While many different approaches have been used for creating artificial muscles, including hydraulic systems, servo motors, shape-memory metals, and polymers that respond to stimuli, they all have limitations, including high weight or slow response times. The new fibre-based system, by contrast, is extremely lightweight and can respond very quickly, the researchers say.
The new fibres were developed by MIT postdoc Mehmet Kanik and MIT graduate student Sirma Örgüç, working with professors Polina Anikeeva, Yoel Fink, Anantha Chandrakasan, and C. Cem Taşan, among others, using a fibre-drawing technique to combine two dissimilar polymers into a single strand.
The key to the process is mating together two materials that have very different thermal expansion coefficients — meaning they have different rates of expansion when they are heated. This is the same principle used in many thermostats, for example, using a bimetallic strip as a way of measuring temperature. As the joined material heats up, the side that wants to expand faster is held back by the other material. As a result, the bonded material curls up, bending toward the side that is expanding more slowly.
Using two different polymers bonded together, a very stretchable cyclic copolymer elastomer and a much stiffer thermoplastic polyethylene, Kanik, Örgüç and colleagues produced a fibre that, when stretched out to several times its original length, naturally forms itself into a tight coil, very similar to the tendrils that cucumbers produce. But what happened next actually came as a surprise when the researchers first experienced it. “There was a lot of serendipity in this,” Anikeeva recalled.
As soon as Kanik picked up the coiled fibre for the first time, the warmth of his hand alone caused the fibre to curl up more tightly. Following up on that observation, he found that even a small increase in temperature could make the coil tighten up, producing a surprisingly strong pulling force. Then, as soon as the temperature went back down, the fibre returned to its original length. In later testing, the team showed that this process of contracting and expanding could be repeated 10,000 times “and it was still going strong,” Anikeeva said.
One of the reasons for that longevity, she said, is that “everything is operating under very moderate conditions,” including low activation temperatures. Just a 1 degree Celsius increase can be enough to start the fibre contraction.

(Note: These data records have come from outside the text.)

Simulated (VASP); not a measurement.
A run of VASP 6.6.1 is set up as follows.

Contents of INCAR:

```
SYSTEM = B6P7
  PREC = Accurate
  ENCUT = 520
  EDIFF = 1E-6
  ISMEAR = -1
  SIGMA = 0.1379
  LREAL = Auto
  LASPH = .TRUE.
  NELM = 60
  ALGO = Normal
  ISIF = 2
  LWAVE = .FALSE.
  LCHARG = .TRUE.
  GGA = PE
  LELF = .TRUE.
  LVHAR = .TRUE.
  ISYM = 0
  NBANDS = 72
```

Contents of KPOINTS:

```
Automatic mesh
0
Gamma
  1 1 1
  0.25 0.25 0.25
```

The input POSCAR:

The fibres can span a wide range of sizes, from a few micrometers (millionths of a meter) to a few millimetres in width, and can easily be manufactured in batches up to hundreds of meters long. Tests have shown that a single fibre is capable of lifting loads of up to 650 times its own weight. For these experiments on individual fibres, Örgüç and Kanik have developed dedicated, miniaturised testing setups.
Kanik said that the possibilities for materials of this type are virtually limitless, because almost any combination of two materials with different thermal expansion rates could work, leaving a vast realm of possible combinations to explore. He added that this new finding was like opening a new window, only to see “a bunch of other windows” waiting to be opened.